The Other Side of Animation: The Garden of Words Review

(If you like what you see, go to camseyeview.biz to see the rest of my written work. If you want to, consider contributing to my Patreon at patreon.com/camseyeview. Thanks for reading, and I hope you enjoy the article!)

After that grating, obnoxious, and horrible heap of a movie that I previously reviewed, Cool World, it always makes me glad when I get to see something good. Sure, seeing the bad will help improve one’s filmmaking skills and make sure it doesn’t happen again, but sometimes, I just want to watch something that is interesting and something that resonates with me. After watching what the Hollywood entertainment system thinks we like to watch, it’s good to revel in something that at least made you think and be engaged. I just so happened to find a short film that has what I am looking for. Today’s review is of the short film, The Garden of Words. This 48-minute short film was distributed by Toho, and animated by CoMix Wave Films. It was directed by Makoto Shinkai. If Makoto Shinkai sounds familiar, then you have probably seen his films before, since CoMix Wave Films and Makoto have made such well-received films as Voices of a Distant Star, and other films like The Place Promised in Our Early Days, 5 Centimeters Per Second, and Children Who Chase Lost Voices. So, what do I think about this short film? Well, let’s dive in and get started then, shall we?

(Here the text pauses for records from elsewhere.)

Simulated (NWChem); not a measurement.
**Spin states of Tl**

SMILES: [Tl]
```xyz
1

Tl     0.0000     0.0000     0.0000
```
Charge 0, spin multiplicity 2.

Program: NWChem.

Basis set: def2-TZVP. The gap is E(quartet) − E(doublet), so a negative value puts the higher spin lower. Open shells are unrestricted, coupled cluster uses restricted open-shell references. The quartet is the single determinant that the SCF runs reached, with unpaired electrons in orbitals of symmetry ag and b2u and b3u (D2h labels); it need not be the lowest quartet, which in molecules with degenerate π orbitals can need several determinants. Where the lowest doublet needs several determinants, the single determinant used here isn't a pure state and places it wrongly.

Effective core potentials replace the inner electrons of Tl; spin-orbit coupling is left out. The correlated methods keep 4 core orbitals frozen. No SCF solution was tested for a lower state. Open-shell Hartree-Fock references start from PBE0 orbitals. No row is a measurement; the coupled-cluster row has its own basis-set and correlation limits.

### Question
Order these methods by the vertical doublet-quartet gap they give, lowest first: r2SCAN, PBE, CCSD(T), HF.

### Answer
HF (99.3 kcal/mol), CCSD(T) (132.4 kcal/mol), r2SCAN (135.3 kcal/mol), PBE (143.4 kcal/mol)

The Garden of Words centers two humans. The first is a 15-year old male named Takao Akizuki, voiced by Blake Shepard. On a rainy day, he cuts class to go sit in a pavilion in a park to draw shoe designs in his sketch book. One day, he meets an older woman named Yukari Yukino, voiced by Shelley Calene-Black. After a while, they create a bond between one another as friends until they realize that they may have known each other in more ways than one.

So, what is great about this short film? Well, what this film downright immerses you with is its atmosphere. By golly, this film just pulls you into its quiet, wet world. A lot of the time, there is no music or background score playing, and all you hear are the sounds from the areas around the main characters. The many rainy scenes are something right out of a yoga or meditation CD. It also helps that the film is beautifully animated, and while the character designs are, in my opinion, okay, everything else looks amazing. I have read where some people had a problem with how this film was presented and animated, but to me, I wasn’t distracted. While I have some problems with the personalities of the two main characters, I do like the relationship between them. Sometimes, all you need to find is a kindred soul that you can talk to/relate to. Another element that helps pull you into the movie is the beautiful piano score. It’s just gorgeous music to listen to. If you are curious about who wrote the music, it was Daisuke Kashiwa.

With all that said, this film does have problems. The two biggest problems are the character themselves and the running time. The two characters the film follows are not really that interesting, personality-wise. Granted, they are both suffering some form of depression, and you could argue that people display depression in different ways, but I blame the running time for the weak characters. I mean, it’s not like the characters have no personality or interesting things about them, like how the male is a hard worker. But, if the film was a bit longer than 46 minutes, I think we could have gotten more breathing room with the two leads, instead of multiple montages set to the beautiful scenery and musical score. This short film is based off a one-issue manga, but it doesn’t mean they couldn’t flesh things out more. For example, besides the two leads, who are likable in their own ways, everyone else feels petty and mean-spirited. A lot of this comes from the twist in the film, but I don’t want to spoil it for anyone who may have not seen this short yet. Of course, they could just get curious and look up the plot on Wikipedia. I also found the ending to be rushed and overly dramatic. Not that there isn’t some kind of corny enjoyment out of it, but again, a longer running time and a better-paced ending could have fixed so many problems the short film has.

Overall, after a couple of viewings, I ended up really liking The Garden of Words. I still think Makoto Shinkai could have fixed a few problems, but when he really hits the nail on the head, he is truly one of the best talents that Japanese animation can offer. The film itself is about $20, but if you can find it for cheaper, I would definitely recommend it. It has its issues, but it’s one of the more beautiful and atmospheric movies that I have ever seen. Well, we have seen what good Japanese animation can give us, let’s see what the worst of Japanese animation can give us with OVA, Cybernetics Guardian. Thanks for reading, and see you next time!

Rating: Go See It!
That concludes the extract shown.